The management of the House has a responsibility to make itself receptive to elected representatives that have either family responsibilities or simply the desire to have a life. [Interruption.] Radical, is it not? Such a conducive environment relates to a myriad of different facilities—everything from child care to toilet and sleeping facilities. I was at the French Parliament recently. It has rooms that French Deputies can book at the beginning of an all-night session. [Interruption.] I shall not comment on Conservative Members' remarks on the sleeping habits of foreign Members of Parliament.

Working hours, working days, holidays and information technology facilities are all part of a conducive environment. Some are considered by Braithwaite, but others are not. The report considers them with its managerial scope, but they are affected by a political scope, too I shall omit everything else that I wanted to say about information technology. I acknowledge the work of the Parliamentary Communications Directorate and that great strides have been made. However, until we deal with the office cost allowance, we shall never have an effective IT department that can meet our needs.

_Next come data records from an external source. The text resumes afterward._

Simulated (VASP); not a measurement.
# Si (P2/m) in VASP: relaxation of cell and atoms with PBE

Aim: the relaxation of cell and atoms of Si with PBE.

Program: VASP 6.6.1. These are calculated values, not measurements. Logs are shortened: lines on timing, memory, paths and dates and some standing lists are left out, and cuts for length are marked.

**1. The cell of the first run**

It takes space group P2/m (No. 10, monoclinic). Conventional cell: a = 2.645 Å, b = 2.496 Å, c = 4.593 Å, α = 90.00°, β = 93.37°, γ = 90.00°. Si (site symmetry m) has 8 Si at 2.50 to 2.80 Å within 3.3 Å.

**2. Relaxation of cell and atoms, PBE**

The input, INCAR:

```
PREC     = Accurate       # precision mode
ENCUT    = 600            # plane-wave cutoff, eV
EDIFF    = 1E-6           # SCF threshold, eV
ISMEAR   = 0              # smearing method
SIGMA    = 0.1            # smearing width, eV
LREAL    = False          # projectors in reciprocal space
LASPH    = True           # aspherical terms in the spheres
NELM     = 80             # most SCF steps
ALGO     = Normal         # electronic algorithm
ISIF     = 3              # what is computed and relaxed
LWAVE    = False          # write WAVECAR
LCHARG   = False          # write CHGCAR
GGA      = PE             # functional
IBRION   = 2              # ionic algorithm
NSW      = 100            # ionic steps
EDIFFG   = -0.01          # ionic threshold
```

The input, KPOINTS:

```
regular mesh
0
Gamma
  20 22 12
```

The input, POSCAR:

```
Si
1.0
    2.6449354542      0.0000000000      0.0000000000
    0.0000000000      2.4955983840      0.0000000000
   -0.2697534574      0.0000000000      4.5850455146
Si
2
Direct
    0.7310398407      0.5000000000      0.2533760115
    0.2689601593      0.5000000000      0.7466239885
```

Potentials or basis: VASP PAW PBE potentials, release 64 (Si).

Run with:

As for the future, it is obvious that the trend is greater research work and more members of staff needing more support. Politicians must accept that they will have to give up their territorial claim over the office cost allowance if they want the House, in managerial terms, to be able to deliver the quality of IT support that we need.

We must embrace the corporate strategy and promote a corporate identity. There are many factors that militate against that, not least 659 Members of Parliament. As I have said, I am not an expert on who controls these matters; I do not have time to be. I represent 120,000 people, some of whom are among the poorest in the country. All of them live in a borough that has been recently ranked No. 1 in the deprivation index. It is my responsibility to be an expert on the solutions that make their lives easier. It is someone else's responsibility to be an expert on the solutions that make my life easier.

I do not know who these magical people are. But wherever they are in their different Committees and Departments, and whatever their different roles, most of them who have influence will hear the debate or read these words. Those of them with a determination to find solutions to service a modern democracy will overcome the disparate nature of the House of Commons decision-making procedure. They will overcome the temptation to say that it is somebody else's responsibility—it usually is—and they will also overcome the temptation to shore up the status quo. They will do all of these things so that the House can serve all its parliamentarians, even those—dare I say it—who have a life outside Parliament. Do not underestimate the importance of the task. It represents the difference between representative democracy being a slogan or a reality.

6.37 pm

Mr. A. J. Beith (Berwick-upon-Tweed)

I agree with much that the hon. Member for Bethnal Green and Bow (Ms King) said, but if she leaves it to unknown people on Committees to achieve the things that she wants, they will never happen. I bear the scars from the Administration Committee and the Accommodation and Works Committee during my 19 years as a member of the House of Commons Commission, I can tell the hon. Lady privately why we do not have a creche and precisely who was responsible for ensuring that we did not have one. We are talking of responsibilities that should not be left to those who lack radical passion.

My having served on the Commission for so long is probably a disqualification from taking part in the debate. I shall exculpate myself by saying that my years of service did not make me feel that we should leave everything as it is. Indeed, they were years that were marked by a constant battle to do what was said to be impossible.

It was said that it was impossible for the House to take control of the buildings in which we meet and that that was a responsibility that the Government would never relinquish. When Geoffrey Howe was Leader of the House, he decided that he wanted to appoint Sir Robin Ibbs, and it was a good idea to do so. He asked whether we would support the appointment and I said, "Only on condition that we can have the future of the buildings addressed in the Ibbs report." At that stage, the House took control of its own buildings, taking a step that it had been told it could not make.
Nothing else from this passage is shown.